Kernel module + Core 3 questions
Posted: 19 May 2017, 10:22
Hello,
first of all thank you for the great product!
In order to understand better how to develop applications for the RevPi, I've taken a look at the current kernel module source and have a couple of questions about it:
Regards,
Christian
first of all thank you for the great product!
In order to understand better how to develop applications for the RevPi, I've taken a look at the current kernel module source and have a couple of questions about it:
- The kernel module parses the configuration JSON file from the filesystem directly - and uses the set_fs(DS_KERNEL) trick to use the VFS API to read the file. Wouldn't it be better for the kernel module to provide a configfs-based system to configure the driver (see e.g. the LIO iSCSI target or the USB Gadget support for examples of the use of configfs for kernel configuration) and use a userspace helper to parse the current JSON configuration and map that to the configfs backend? (Note that set_fs is likely to be removed from the kernel at some point in the future, see https://lwn.net/Articles/722267/ for details.)
- Why use a global lock piDev_g.lockPI for the process image for everything? Typically values that are read/written from/to that region are 4 bytes or smaller, where atomic operations can be used to ensure that these writes are consistent. Changing individual values could be sped up quite a bit by relying on atomic operations on the kernel <-> userland side. Sure, for large read/write calls one would still need the lock, and the gate thread would have to reimplement the copy operation in terms of a loop of atomic loads / saves (in addition to taking the lock) - and while I haven't measured that, I suspect that this could improve performance for the cases where the user only wants to set a single value.
- In lieu of this: wouldn't it also be much faster to be able to mmap() the process image into a program's address space, and use direct memory operations from the program, instead of having to execute system calls? Sure, if an application wants to have consistency for areas larger than 4 bytes (the largest atomic op on 32bit ARM), it would still have to resort to read()/write() system calls, but for just switching a single input / output, for example, (or reading/writing single values of 4 bytes or less from/to field busses) this could speed up applications even further, because you'd save one or even two context switches to the kernel. Furthermore, the bounds checks could all happen on the initial mmap() system call (+ page faults by the CPU), further increasing performance.

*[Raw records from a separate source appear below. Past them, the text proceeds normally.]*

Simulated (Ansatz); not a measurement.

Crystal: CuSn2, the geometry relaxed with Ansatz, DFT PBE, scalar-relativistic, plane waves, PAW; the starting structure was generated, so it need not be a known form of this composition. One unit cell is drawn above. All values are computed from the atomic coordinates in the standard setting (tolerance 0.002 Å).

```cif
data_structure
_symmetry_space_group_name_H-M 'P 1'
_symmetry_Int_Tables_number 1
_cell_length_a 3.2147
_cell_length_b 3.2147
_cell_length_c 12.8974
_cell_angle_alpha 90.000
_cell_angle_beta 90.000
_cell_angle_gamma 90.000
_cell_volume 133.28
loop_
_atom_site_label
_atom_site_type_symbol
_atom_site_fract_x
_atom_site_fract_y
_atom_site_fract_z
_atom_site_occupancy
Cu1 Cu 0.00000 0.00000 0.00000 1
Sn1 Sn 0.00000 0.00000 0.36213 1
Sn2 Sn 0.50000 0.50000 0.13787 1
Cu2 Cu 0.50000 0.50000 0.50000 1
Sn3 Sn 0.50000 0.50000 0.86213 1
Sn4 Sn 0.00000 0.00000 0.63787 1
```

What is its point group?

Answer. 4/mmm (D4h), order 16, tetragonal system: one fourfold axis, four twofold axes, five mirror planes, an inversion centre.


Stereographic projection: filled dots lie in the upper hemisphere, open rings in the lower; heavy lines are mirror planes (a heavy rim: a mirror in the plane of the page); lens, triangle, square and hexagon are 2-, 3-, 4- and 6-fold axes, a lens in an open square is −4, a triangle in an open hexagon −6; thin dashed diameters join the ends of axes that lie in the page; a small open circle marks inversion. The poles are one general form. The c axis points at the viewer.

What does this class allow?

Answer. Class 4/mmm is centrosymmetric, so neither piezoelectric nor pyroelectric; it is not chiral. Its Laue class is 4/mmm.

- Why implement waiting for events via a ioctl, KB_WAIT_FOR_EVENT? Why not make the file descriptor pollable via select/poll/epoll? This would allow easy integration into existing event loops.
- The Core 3 has an ARMv8 chip - but Raspbian only supports the 32bit architecture (and the chip in an effective ARMv7 mode). I would expect that the Revolution Pi would also only work in 32bit mode? Since there's only 1 GiB of RAM anyway, from that perspective this isn't a limitation - however, the ARMv8 architecture supports additional instructions (especially related to floating point arithmetics) in ARMv8 mode. Do you know if userspace applications are able to make use of the processor improvements even in 32 bit mode?
- Alternatively, Debian itself appears to run natively (without any Raspbian patches) on the Raspberry Pi 3 in ARMv8 mode (with aarch64 as architecture), at least if I read the wiki correctly - haven't tried it myself. Are there any plans to support the Revolution Core 3 under aarch64 based directly off Debian (+ some firmware packages)? Especially since Debian Stretch (and by extension jessie-backports) now has kernel 4.9 + RT patch already included on some architectures, albeit not ARM?
Regards,
Christian